As became clear from from the posts Jekyll Tricks and Dispose of Typo3 I am a strong proponent of static web sites generated with tools.
I’ve used static site generation for over twelve years with Frame4 based tools. 2019 I switched my web sites as well as those I’m in charge of to Jekyll / Liquid.
Hyphenation
A generous dose of conditional or soft hyphens ("­"
)
on the site’s texts can greatly enhance the appearance especially with
variable sizes and menus. On the other hand, putting the “­s” in
by hand is troublesome and the spoils the readability for the
developer or author. Some tool support or automatism would be welcome.
But alas, for many tools and editors, hyphenation is no bright story
even when the language is mere English – and Jekyll is no exception here.
This post presents a tool able to add conditional (“soft” ­)
breaks to the (markdown) texts and (html) layouts or to remove them for sake
of source readability.
All needed is an actual (implementation version >= 1.21.06) Frame4 best as installed extension on a Java8 and an hyphenation definition file in the form of this example, appropriate for your texts’ topic and language.
For all that follows you need the tool
de.frame4j.FuR.
If you can start it to see the online help e.g. by one of the following
commands you got it perfectly.
java de.frame4j.FuR -help -de # show help in German (de)

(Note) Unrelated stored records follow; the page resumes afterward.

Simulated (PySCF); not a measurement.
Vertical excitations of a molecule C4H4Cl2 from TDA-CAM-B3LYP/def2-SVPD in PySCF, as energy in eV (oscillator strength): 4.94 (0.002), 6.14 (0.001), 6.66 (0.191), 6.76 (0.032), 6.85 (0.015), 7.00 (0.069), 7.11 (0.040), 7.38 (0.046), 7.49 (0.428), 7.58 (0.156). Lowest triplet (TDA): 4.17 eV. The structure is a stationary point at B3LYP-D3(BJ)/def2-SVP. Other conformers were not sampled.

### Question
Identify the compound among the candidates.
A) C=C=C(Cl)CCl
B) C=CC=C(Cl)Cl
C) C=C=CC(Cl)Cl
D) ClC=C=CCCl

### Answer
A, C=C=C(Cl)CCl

java FuR -help -de # show help with comfort starter in English
Definition file
The excerpt of the hyphenation definition file shows the “one word per line with the hyphenation wanted” grammar:
---
# Definitions for [de-]hyphenation by de.frame4j.FuR
# A collection for German language for markdown texts and
# Jekyll web layouts. This file's encoding is UTF-8.
# Copyright 2021 Albrecht Weinert a-weinert.de
# $Revision: 58 $ # $Date: 2021-07-08 $)
---
Aus­bil­dungs­tag
Aus­dauer
aus­ge­nom­men
Be­rufs­wahl­messe
Blu­men­ge­stecke
dem­sel­ben
elek­tro­ni­sches
Ent­scheidungen
ent­wor­fen
er­hielt
Er­zie­hungs­be­rech­tigte
... and so on and so forth
For better readability – and for giving the file to a linguist for
checking / correcting – use the tool FuR to replace
­
by -
.
D:\eclips...>java FuR hyphDef_de.txt -omitFrntM "­" "-"
D:\eclipse18-09WS\web-hansibo\factory\hyphDef_de.txt
157 occurrences of search texts
The first parameter names the (only one in this case) file to work on, the
option -omitFrntM
says “Don’t touch a front matter” and the
second and third parameter define the pattern to find and its replacement.
The result is
---
# Definitions for [de-]hyphenation by de.frame4j.FuR
# A collection for German language for markdown texts and
# Jekyll web layouts. This file's encoding is UTF-8.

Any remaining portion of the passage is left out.